In this Jan. 8, 2019, photo, President Donald Trump speaks from the Oval Office of the White House as he gives a prime-time address about border security in Washington. (Carlos Barria/Pool Photo via AP) A Duke University team expects to have a product available for election year that will allow television networks to offer real-time fact checks onscreen when a politician makes a questionable claim during a speech or debate.
The mystery is whether any network will choose to use it.
The response to President Donald Trump's Jan. 8 speech on border security illustrated how fact-checking is likely to be an issue over the next two years. Networks briefly considered not airing Trump live and several analysts contested some of his statements afterward, but nobody questioned him while he was speaking.

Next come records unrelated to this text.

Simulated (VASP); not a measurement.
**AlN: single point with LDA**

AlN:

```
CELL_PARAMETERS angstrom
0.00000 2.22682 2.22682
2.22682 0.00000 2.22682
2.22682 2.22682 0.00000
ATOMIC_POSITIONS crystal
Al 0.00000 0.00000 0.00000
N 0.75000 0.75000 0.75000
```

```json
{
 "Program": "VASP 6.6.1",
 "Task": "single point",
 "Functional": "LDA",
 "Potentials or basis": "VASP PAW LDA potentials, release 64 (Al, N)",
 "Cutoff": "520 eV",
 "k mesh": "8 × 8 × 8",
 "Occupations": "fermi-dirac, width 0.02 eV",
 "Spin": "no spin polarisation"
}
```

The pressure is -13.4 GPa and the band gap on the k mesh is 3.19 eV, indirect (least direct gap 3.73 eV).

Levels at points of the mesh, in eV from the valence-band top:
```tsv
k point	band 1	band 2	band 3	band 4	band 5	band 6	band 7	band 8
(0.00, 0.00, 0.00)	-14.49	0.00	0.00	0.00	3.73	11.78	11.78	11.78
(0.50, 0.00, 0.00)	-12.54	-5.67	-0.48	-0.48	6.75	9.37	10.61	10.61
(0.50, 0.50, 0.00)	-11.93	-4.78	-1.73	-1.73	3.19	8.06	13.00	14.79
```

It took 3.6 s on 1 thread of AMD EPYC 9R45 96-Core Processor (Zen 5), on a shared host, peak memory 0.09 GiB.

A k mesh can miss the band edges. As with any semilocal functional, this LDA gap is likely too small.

Duke already offers an app, developed by professor and Politifact founder Bill Adair, that directs users to online fact checks during political events. A similar product has been tested for television, but is still not complete.
The TV product would call on a database of research from Politifact, Factcheck.org and The Washington Post to point out false or misleading statements onscreen. For instance, Trump's statement that 90 percent of the heroin that kills 300 Americans each week comes through the southern border would likely trigger an onscreen explanation that much of the drugs were smuggled through legal points of entry and wouldn't be affected by a wall.
The Duke Tech & Check Cooperative conducted a focus group test in October, showing viewers portions of State of the Union speeches by Trump and predecessor Barack Obama with fact checks inserted. It was a big hit, Adair said.
"People really want onscreen fact checks," he said. "There is a strong market for this and I think the TV networks will realize there's a brand advantage to it."
If that's the case, the networks aren't letting on. None of the broadcast or cable news divisions would discuss Duke's product when contacted by The Associated Press, or their own philosophies on fact checking.
Network executives are likely to tread very carefully, both because of technical concerns about how it would work, the risk of getting something wrong or the suspicion that some viewers might consider the messages a political attack.
"It's an incredibly difficult challenge," said Mark Lukasiewicz, longtime NBC News executive who recently became dean of Hofstra University's communications school.
Adair said the system will be automated. Mindful that many politicians repeat similar claims, the database will be triggered when code phrases that have been fact-checked before come up. An onscreen note would either explain that a claim is false or misleading and direct viewers to a web site where they can find more information, or provide a succinct explanation of why it is being challenged. He envisions an average of one fact check popping up every two minutes. A network using the service would likely air the speech or debate on a delayed basis of about a minute.
Lukasiewicz said network executives would likely be wary of letting an outside vendor decide what goes on their screen. Adair said anyone who uses the system would be given veto power over what information is being displayed.
CNN and MSNBC have been most aggressive in using onscreen notes, called chyrons, to counter misleading statements by Trump, although neither did during the border speech. Among the post-speech analyses, Shepard Smith's rapid-fire reality check on Fox broadcast during the three-minute pause before Democrats spoke was particularly effective. But critics like the liberal watchdog Media Matters for America said anyone who turned the coverage off when Trump stopped speaking was exposed to no questioning of his words.
"There is a responsibility to not just be a blind portal and just let things go unchallenged," said David Bohrman, a former CNN Washington bureau chief who consulted on MSNBC's 2016 election coverage. "The goal is a good one. The execution is a challenge."
A technical junkie, Bohrman said he explored different approaches for real-time TV fact-checking while at CNN, but they ultimately proved too complicated and cumbersome.
For networks, an incorrect onscreen fact-check would be a public relations disaster. Politicians also make many statements that a critic might question but isn't necessarily factually incorrect. For example, Trump's contention that there is a "crisis" at the southern border: is that a fact or matter of interpretation?
Rest assured, people will be watching. Very carefully.
Even Tim Graham, director of media analysis at the conservative Media Research Center, concedes that "we all understand that President Trump has a casual approach to factivity."
But conservatives are deeply suspicious that Trump's words are being watched more carefully than those of Democrats. They will notice and take offense if Trump is corrected on the air much more than his rivals, he said, no matter if Trump actually makes more false or misleading statements.
"People aren't going to trust you," he said, "because they know what the objective is. The objective is to ruin the president."
Adair stressed that his product is non-partisan. He believes television networks will catch on at some point because they will realize that their viewers want quick fact-checking.
"Anyone who criticizes will get criticized for criticizing," Bohrman said. "But the reality is we may be able to help the viewers."